Ned Sherrin, who died in October, is best remembered as the creator of That Was The Week That Was, the show which kicked off the irreverent 1960s. He compared himself to Sheridan's bitchy man about town, Benjamin Backbite, and accumulated a great hoard of risqué and mildly funny stories over the years.
Voices from the Wings: A Connoisseur's Collection of Great Theatrical and Showbiz Anecdotes (JR Books £16.99) is an enlarged edition of his Theatrical Anecdotes (1991). Shakespeare doesn't have an individual entry, but several "stars of stage and screen" do, and there are sections on ghosts, first nights, child prodigies and memorial services, which Sherrin was the only person in the world to review.
I advise dipping into this thick volume rather than reading all of it. There are lots and lots of "anecdotal gems, witty or malicious putdowns" and "caustic one-liners" from actors and critics, but when you compare them with the words of Dr Johnson and Dorothy Parker, who are here too, you suspect that they won't last.
My favourite entry is a verse by Guy Boas: "I dreamt last night that Shakespeare's Ghost/ Sat for a Civil Service post;/ The English paper for the year/ Had several questions on King Lear/ Which Shakespeare answered very badly/ Because he hadn't read his Bradley."
Anon is one of our best-loved English authors, and it was a bright idea to collect some of his or her poems in one book, Forever and Anon: A Treasury of Poetry and Prose from the Pen of Author Unknown (JR Books, £12.99). But Gerry Hanson's selection is a very strange one, and I particularly miss the medieval and Scottish ballads which are good enough to have lasted for centuries.
There are some old favourites, like She Was Poor But She Was Honest and The Foggy Foggy Dew, a comic Hymn and Prayer for Civil Servants, and a great many uplifting thoughts set to verse. The lines "For part of us went with you/ The day God called you home" appear, with variations, three times. I could weep when I think of how many marvellous anonymous poems are not here.
Viva la Repartee: Clever Comebacks and Witty Retorts from History's Great Wits and Wordsmiths (JR Books £12.99) is the best of these three books and seriously funny.
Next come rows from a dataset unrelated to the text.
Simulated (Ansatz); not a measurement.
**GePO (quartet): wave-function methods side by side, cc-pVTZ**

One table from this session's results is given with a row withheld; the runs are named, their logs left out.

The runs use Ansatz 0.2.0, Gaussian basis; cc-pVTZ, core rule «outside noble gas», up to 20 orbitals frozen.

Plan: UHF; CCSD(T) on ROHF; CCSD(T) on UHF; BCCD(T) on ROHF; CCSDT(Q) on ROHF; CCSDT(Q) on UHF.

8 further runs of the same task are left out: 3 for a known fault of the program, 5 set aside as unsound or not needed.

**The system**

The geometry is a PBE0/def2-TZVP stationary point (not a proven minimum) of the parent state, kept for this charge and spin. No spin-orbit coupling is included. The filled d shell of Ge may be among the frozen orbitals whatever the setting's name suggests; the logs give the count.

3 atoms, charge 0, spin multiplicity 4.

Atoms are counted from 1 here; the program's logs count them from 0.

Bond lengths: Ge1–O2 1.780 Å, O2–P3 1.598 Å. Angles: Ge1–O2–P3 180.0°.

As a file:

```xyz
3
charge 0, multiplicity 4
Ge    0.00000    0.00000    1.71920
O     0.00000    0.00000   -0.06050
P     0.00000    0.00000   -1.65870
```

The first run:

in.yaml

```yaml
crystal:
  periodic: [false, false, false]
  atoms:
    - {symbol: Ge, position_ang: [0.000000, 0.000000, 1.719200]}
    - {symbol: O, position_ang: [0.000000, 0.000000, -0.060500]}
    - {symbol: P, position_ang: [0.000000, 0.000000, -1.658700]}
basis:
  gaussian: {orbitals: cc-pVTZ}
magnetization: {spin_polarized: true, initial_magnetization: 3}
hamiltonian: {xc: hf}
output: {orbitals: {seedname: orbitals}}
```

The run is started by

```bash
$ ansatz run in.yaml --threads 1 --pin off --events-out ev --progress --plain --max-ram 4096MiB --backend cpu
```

Repartee was defined by Mark Twain as "something we think of 24 hours too late", and he himself was a master of the art, which he used to "annoy the arrogant and puncture the pompous". For instance, when "Mr So-and-so and valet" checked in at a hotel just before him, the great author signed himself, "Mark Twain and valise". Beethoven once retorted to "Count von Somebody, land-owner", that he was "Ludwig von Beethoven, brain-owner". Or so it is said.
You can learn here the meaning of the word chiastic (a literary device in which the order of the words is reversed, for example, "I have taken more out of alcohol than alcohol has taken out of me") and find literally hundreds of witty remarks. Some of them are inadvertent, as in: "The doctors x-rayed my head and found nothing."
Churchill, Gandhi, Lincoln, Shakespeare and Shaw are among the authors chosen by editor Mardy Grothe - but where is G.K. Chesterton?